Opinion
The sword has been unsheathed again
In a recently published essay in Sources, ”A Sword at the Entrance: Pluralism, Polarization, and the Future of Jewish Community,” I reflected on a troubling Talmudic story about an arcane argument between Hillel and Shammai that leads to fierce disagreement. At a moment of reckoning, Shammai drove a sword into the ground at the doorway of the beit midrash, signaling that the disagreement had become dangerous and that the possibility of rupture and violence was close at hand. In a horrifying variant of the text, we see the debate devolve, the sword unsheathed and the students of Shammai slaughtering the students of Hillel.
The playwright Anton Chekov famously warned that if a gun is introduced in the first act, it will inevitably be fired by the third. When weapons, literal or rhetorical, are brandished, they rarely remain idle. So too with our politics: Once the sword is placed at the entrance, we should not be surprised when it is eventually unsheathed.
That image has been on my mind in my work at Hillel, where I see Jewish students and Hillel colleagues navigating the pressures of polarization. College should be a place of curiosity and connection. Too often, it feels like a battleground, with the sword hovering at the entrance.
And now, once again, the sword has been unsheathed again in real life with the assassination of Charlie Kirk in front of thousands of students on a college campus. This follows other recent moments of political or ideologically motivated violence: the murders of Sarah Milgrim and Yaron Lischinsky at the Capital Jewish Museum, and of Minnesota State House leader Melissa Hortman and her husband, Mark Hortman; the arson of Pennsylvania Governor Josh Shapiro’s house on Passover; the attempted assassination of President Donald Trump, and too many others still.
Whether people agreed or disagreed with Kirk’s views, his campus debates with college students normalized the idea that public space requires contested speech. This engagement with people who disagreed with him publicly, loudly and regularly was a reminder that democracy depends not on the clash of weapons but on the clash of arguments and of ideas.

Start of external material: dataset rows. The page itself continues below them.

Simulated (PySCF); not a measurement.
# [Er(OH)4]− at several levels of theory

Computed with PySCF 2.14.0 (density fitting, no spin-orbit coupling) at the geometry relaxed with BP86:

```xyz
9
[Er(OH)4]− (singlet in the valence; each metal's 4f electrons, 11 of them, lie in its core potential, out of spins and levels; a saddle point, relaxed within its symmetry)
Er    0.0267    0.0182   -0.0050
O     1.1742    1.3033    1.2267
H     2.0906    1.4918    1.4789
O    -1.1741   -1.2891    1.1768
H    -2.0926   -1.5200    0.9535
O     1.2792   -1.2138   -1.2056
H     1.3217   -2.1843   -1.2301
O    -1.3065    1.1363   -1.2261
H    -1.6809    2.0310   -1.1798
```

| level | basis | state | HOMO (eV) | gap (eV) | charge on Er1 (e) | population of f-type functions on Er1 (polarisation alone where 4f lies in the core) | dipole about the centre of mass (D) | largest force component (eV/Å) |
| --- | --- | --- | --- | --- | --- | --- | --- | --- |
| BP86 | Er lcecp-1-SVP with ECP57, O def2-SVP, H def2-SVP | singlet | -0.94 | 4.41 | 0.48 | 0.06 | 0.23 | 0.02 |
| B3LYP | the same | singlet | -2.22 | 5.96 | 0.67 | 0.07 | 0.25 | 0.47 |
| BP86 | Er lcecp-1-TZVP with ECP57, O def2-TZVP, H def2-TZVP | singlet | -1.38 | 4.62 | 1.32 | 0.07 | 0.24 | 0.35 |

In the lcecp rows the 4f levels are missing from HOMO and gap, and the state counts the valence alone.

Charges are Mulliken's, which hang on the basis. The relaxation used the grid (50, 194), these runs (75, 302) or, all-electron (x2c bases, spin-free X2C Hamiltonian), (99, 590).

Now, like too many others on all sides of the political spectrum, Kirk’s voice has been silenced. A wife has lost her husband, and two children have lost their father. A family is grieving. And we are left confronting the brutal consequences of a society that has embraced the friend–enemy paradigm — one in which our entire goal becomes the destruction of our opponents rather than the contest of ideas. And as we witness over and over again, when politics becomes about vanquishing opponents instead of wrestling with them, violence follows.
It is a good time for a reminder of the well-worn but always urgent Jewish teaching that every person is created b’tzelem Elohim, in the image of God. The Mishnah in Sanhedrin (4:5) teaches that one who destroys a single life is considered to have destroyed an entire world, and one who saves a single life is considered to have saved an entire world. This is not just rhetoric — it is a framework for how we reckon with tragedy, insisting that every life carries infinite value and that every loss tears at the fabric of creation.
The danger is not disagreement itself but when difference hardens into exclusion, when argument threatens to become annihilation. Jewish community, and democratic community, can only survive when we practice the “discipline of pluralism” — choosing to argue passionately, listen generously and remain bound to one another even when consensus is impossible. Whether Kirk himself represented this disciplined and energetic pluralism should not dissuade us from the hard task of doing so ourselves.
In our work with students at Hillel, we see the hunger for this kind of pluralism. It requires courage to stay in hard conversations, humility to hear voices that unsettle us and discipline to resist the satisfactions of outrage. And it is from students who engage in robust yet civil debate — even and especially with those with whom they strongly disagree — that we continue to learn what is possible.
Rabbi Benjamin Berger is Hillel International’s senior vice president of Jewish education, community and culture.